Question

In the figure, if $ PQ\parallel ST,\angle PQR = {110^0} $ and $ \angle RST = {130^0}, $ find $ \angle QRS. $

Answer 1

Hint: Draw a flat parallel line passing through point $ R. $ Other construction can also be done to obtain the answers as per the requirements of the solution, and then use the properties of lines and angles.
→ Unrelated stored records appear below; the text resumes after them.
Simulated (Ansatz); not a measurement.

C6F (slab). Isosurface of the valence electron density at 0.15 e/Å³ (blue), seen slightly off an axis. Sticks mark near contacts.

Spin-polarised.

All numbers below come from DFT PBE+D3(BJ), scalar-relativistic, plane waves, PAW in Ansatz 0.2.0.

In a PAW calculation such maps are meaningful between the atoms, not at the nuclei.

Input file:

Complete step-by-step answer:

Observe the diagram
We have done a construction for the simplicity of the question.
Let us assume, XY is a line, passing through R in such a way that it is parallel to PQ and ST. i.e.
 $ PQ\parallel ST\parallel XY $
Now, since, parts of parallel lines are parallel, we can say that,
 $ PQ\parallel XR $
And, using the transverse line rule for the transverse QR, we can say that
$\Rightarrow \angle PQR + \angle QRX = {180^0} $ (since, the sum of the transverse angles between two parallel lines is equal to $ {180^0} $ )
It is given to us that,
 $ \angle PQR = {110^0} $
By substituting this value in the above equation, we get
$\Rightarrow {110^0} + \angle QRX = {180^0} $
By rearranging it, we get
$\Rightarrow \angle QRX = {180^0} - {110^0} $
 $ \therefore \angle QRX = 70^\circ $
Again, by using the property that, the parts of parallel lines are parallel, we can say that,
$ ST\parallel RY $
And, using the transverse line rule for the transverse RS, we can say that
$\Rightarrow \angle RST + \angle SRY = {180^0} $ (since, the sum of the transverse angles between two parallel lines is equal to $ {180^0} $)
It is given to us that,
$ \angle RST = {130^0} $
By substituting this value in the above equation, we get
$\Rightarrow {130^0} + \angle SRY = {180^0} $
By rearranging it, we get
$ \angle SRY = {180^0} - {130^0} $
$ \therefore \angle SRY = 50 $
Now, we know that, a straight line always makes and angle of $ {180^0} $
$ \therefore \angle XRY = {180^0} $
But, $ \angle XRY = \angle QRS + \angle QRX + \angle SRY $
Therefore, we can write
$ \angle QRS + \angle QRX + \angle SRY = {180^0} $
By substituting the values of $ \angle QRX $ and $ \angle SRY $ , we get
$ \angle QRS + {70^0} + {50^0} = {180^0} $
By re-arranging it, we get
$ \angle QRS = {180^0} - {70^0} - {50^0} $
$ \therefore \angle QRS = 60^\circ $

Note: Sometimes, you need to understand that a construction is necessary to simplify the question. Like in this question, without the construction that we did, there would have been to ground to find a relationship between the given information and $ \angle QRS $ . Drawing one line parallel to the given lines made the question very easy for us.